Skip to content

Cluster Services

Cluster services run inside an EKS cluster, but they are not user workloads. If you have a Linux server you often need to run services like NTP, syslog, and a container runtime to support your workloads. Cluster services are similar, supporting services that help you automate and operate your cluster. In Kubernetes these are usually run in the kube-system namespace and some are run as DaemonSets.

Cluster services are expected to have a high up-time and are often critical during outages and for troubleshooting. If a core cluster service is not available you may lose access to data that can help recover or prevent an outage (e.g. high disk utilization). They should run on dedicated compute instances such as a separate node group or AWS Fargate. This will ensure that the cluster services are not impacted on shared instances by workloads that may be scaling up or using more resources.

Scale CoreDNS

Scaling CoreDNS has two primary mechanisms. Reducing the number of calls to the CoreDNS service and increasing the number of replicas.

Reduce external queries by lowering ndots

The ndots setting specifies how many periods (a.k.a. "dots") in a domain name are considered enough to avoid querying DNS. If your application has an ndots setting of 5 (default) and you request resources from an external domain such as api.example.com (2 dots) then CoreDNS will be queried for each search domain defined in /etc/resolv.conf for a more specific domain. By default the following domains will be searched before making an external request.

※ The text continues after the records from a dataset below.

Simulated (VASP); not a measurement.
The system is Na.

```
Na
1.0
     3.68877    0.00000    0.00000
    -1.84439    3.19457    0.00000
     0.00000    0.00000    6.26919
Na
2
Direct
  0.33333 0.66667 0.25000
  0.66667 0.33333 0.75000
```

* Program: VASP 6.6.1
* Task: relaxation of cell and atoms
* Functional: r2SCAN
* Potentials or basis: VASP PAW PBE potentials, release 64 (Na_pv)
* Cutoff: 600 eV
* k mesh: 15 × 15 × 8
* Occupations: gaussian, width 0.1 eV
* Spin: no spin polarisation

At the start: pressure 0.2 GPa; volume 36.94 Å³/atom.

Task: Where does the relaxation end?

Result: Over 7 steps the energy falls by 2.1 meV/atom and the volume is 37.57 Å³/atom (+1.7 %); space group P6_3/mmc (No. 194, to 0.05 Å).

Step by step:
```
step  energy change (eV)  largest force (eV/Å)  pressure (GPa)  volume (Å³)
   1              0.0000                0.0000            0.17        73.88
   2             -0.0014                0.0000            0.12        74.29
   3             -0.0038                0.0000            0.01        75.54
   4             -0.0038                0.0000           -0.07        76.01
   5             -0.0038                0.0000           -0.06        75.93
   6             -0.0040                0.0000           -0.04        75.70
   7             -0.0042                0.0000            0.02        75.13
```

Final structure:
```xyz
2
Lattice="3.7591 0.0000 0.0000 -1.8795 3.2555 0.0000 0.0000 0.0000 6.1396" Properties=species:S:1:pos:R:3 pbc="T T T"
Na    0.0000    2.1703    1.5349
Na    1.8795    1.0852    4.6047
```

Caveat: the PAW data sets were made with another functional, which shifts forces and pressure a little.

api.example.<namespace>.svc.cluster.local
api.example.svc.cluster.local
api.example.cluster.local
api.example.<region>.compute.internal

The namespace and region values will be replaced with your workloads namespace and your compute region. You may have additional search domains based on your cluster settings.

You can reduce the number of requests to CoreDNS by lowering the ndots option of your workload or fully qualifying your domain requests by including a trailing . (e.g. api.example.com. ). If your workload connects to external services via DNS we recommend setting ndots to 2 so workloads do not make unnecessary, cluster DNS queries inside the cluster. You can set a different DNS server and search domain if the workload doesn’t require access to services inside the cluster.

spec:
  dnsPolicy: "None"
  dnsConfig:
    options:
      - name: ndots
        value: "2"
      - name: edns0

If you lower ndots to a value that is too low or the domains you are connecting to do not include enough specificity (including trailing .) then it is possible DNS lookups will fail. Make sure you test how this setting will impact your workloads.

Scale CoreDNS Horizontally

CoreDNS instances can scale by adding additional replicas to the deployment. It's recommended you use NodeLocal DNS or the cluster proportional autoscaler to scale CoreDNS.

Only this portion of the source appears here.